Folded by Steve De Clercq – Antwerp, Belgium
Designed by Mălina Răzvan
“Folding abstract shapes into something representative feels like magic. Paper is a wonderful medium with such a variety of textures – which can really express different states and emotions.
“I’ve been folding seriously for about five years now, and got into designing origami two years ago. I’m constantly inspired by nature: it’s full of hidden geometries that form completely organically, just like the hidden shapes on the creases of the paper. When you unfold a piece, it can turn into an abstract artwork all of its own.”
Angel Holding A Cross
Folded by Rafael Semaan Elias – São Paulo, Brazil
Designed by Hans Romano
“This is the hardest piece I’ve ever folded: it took me 30 hours to make. It is the most technical project I’ve ever completed, as well as my favourite one. The trickiest thing about it was achieving the chest scales.
“I was inspired to try it because I love Angel figures: wings are something that I have loved to draw since I was a kid, and when I saw this one I knew I had to give it a try. I’ve been folding origami for almost 13 years now. This piece was so satisfying to finish, like completing something on a whole new level.”
Folded by Riccardo Foschi – Bologna, Italy
Designed by Riccardo Foschi
“Origami looks like a child’s game, but after a few folds you realise it’s much more than that. In fact, it’s also a science that not only involves creativity, but also intellect, geometry and maths.

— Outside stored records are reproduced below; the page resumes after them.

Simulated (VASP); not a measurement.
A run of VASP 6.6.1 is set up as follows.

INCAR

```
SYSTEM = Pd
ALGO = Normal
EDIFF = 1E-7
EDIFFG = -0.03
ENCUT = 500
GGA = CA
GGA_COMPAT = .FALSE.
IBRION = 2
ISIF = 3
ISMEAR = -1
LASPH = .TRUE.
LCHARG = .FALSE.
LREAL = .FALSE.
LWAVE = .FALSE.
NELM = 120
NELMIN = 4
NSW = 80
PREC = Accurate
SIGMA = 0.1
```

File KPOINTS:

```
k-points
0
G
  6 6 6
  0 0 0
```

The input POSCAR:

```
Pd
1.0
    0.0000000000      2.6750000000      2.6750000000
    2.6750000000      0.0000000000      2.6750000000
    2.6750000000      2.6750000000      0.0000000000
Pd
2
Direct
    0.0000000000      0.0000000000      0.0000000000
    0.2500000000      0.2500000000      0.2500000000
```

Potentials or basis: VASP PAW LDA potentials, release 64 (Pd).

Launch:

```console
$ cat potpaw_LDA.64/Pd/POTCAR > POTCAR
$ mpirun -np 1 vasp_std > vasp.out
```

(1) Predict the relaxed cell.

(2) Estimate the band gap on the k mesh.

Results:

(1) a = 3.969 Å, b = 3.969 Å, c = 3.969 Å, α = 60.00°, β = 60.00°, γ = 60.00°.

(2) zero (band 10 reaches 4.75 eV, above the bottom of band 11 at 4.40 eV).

“It is also a very democratic art, which can be done by anyone, anywhere, and with a very cheap material. You don’t need any tools except your hands, and you can do it alone or with other people – even if you don’t share a language, because origami is a language of its own.
“I know no other art where you can reproduce with perfect accuracy a masterpiece created by someone on the other side of the world, with only a piece of paper and a set of moves.”